Midway through the tenth, Aydin bothered Guerrero with something in close and that had the local hero holding on inside. Aydin had trouble giving himself room to follow up, and Guerrero made it out of the round without taking anything else flush.
After a tough tenth, Guerrero found his range again in the eleventh and did well to keep Aydin at the end of his jab, A frustrated Aydin pulled down Guerrero’s head and attempted a downward strike to the back of the head right at the bell to end the round.
The fight started fast again in the twelfth as Guerrero opted to fight inside again. Aydin, unable to land the type of blow to rescue the bout, showed his frustration again, rubbing his laces against the Gilroy resident’s face and repeatedly attempting to land behind the head. Guerrero continued to fight unfazed and battled with Aydin to close the round.

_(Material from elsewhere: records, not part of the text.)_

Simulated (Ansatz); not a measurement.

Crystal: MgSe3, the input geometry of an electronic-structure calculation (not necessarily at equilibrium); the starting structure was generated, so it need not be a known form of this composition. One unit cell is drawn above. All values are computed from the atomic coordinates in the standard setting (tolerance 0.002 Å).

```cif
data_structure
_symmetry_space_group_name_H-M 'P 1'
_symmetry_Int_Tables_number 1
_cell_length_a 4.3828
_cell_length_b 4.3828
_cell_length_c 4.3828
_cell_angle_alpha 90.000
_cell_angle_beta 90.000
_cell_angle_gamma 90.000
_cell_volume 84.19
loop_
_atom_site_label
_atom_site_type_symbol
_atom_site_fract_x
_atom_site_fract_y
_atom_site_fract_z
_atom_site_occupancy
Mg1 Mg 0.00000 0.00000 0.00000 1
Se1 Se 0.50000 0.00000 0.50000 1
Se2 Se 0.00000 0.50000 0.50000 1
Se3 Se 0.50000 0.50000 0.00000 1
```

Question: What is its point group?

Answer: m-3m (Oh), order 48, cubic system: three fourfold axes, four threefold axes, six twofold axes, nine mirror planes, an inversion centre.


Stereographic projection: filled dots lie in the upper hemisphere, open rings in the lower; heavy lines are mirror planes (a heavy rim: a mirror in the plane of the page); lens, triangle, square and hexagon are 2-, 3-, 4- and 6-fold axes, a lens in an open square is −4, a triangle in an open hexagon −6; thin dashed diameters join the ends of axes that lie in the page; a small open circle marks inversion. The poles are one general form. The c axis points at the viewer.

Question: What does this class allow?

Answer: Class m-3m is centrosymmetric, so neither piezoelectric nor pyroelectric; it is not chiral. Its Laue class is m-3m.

When all was said and done, scores read 117-111 and 116-112 twice for the new WBC Interim Welterweight titleholder Robert “The Ghost” Guerrero. Of course, pound-for-pound king Floyd Mayweather Jr. holds the full version of the title. It is unclear what sort of timeframe Mayweather has with the WBC to decide if he is going to return to 147-pounds after his prison stint, or keep the 154-pound belt he won from Miguel Cotto last time out. Guerrero and his team have aggressively pursued the “Money” Mayweather fight for years, but it has never appeared that Floyd has any interest in the prospective bout.
Shawn Porter (20-0, 14 KOs) of Cleveland, Ohio remained unblemished with a fairly dominant ten-round unanimous decision against gatekeeper Alfonso Gomez (23-6-2, 12 KOs) of East Los Angeles, California by way of Guadalajara, Jalisco, Mexico in the televised co-feature.
Porter, 146.2, just had too many facets for the one-dimensional former title challenger and reality star Gomez, 146.4, to keep up with for ten frames.
The first round had its moments. An accidental headbutt opened a cut over one of Porter’s eyes. At the sight of his own blood, Porter upped his output in retort, only to have Gomez come right back as the bell sounded. The steady action continued into the second, as did the accidental headbutts. Despite the vastly apparent deficit in hand speed, Gomez got the better of Porter as the second round winded down. The right hook especially looked good for Gomez, and may have been enough to seal it for him.
Porter picked up his output again in the third, giving Gomez trouble with his hand speed. Gomez looked to place one or two when Porter paused, but the Ohio native’s breaks were brief. By the time Gomez threw or landed, Porter had an answer. Another heated exchange highlighted the fourth, but this time it was clear who was landing the harder shots – Porter. Gomez especially had trouble handling Porter’s right hand.
Porter again had the game as always Gomez in trouble in the fifth, landing loaded combinations at close range. Just when it looked like Gomez would wilt against the ropes, the longtime underdog fired back for an entertaining exchange. However, the momentum was still clearly with the surging Porter.
Gomez rebounded to a degree in the sixth, due in part to Porter’s decision to fight on his toes. Gomez was allowed to come forward without paying much of a price, and appeared to be the aggressor throughout the round.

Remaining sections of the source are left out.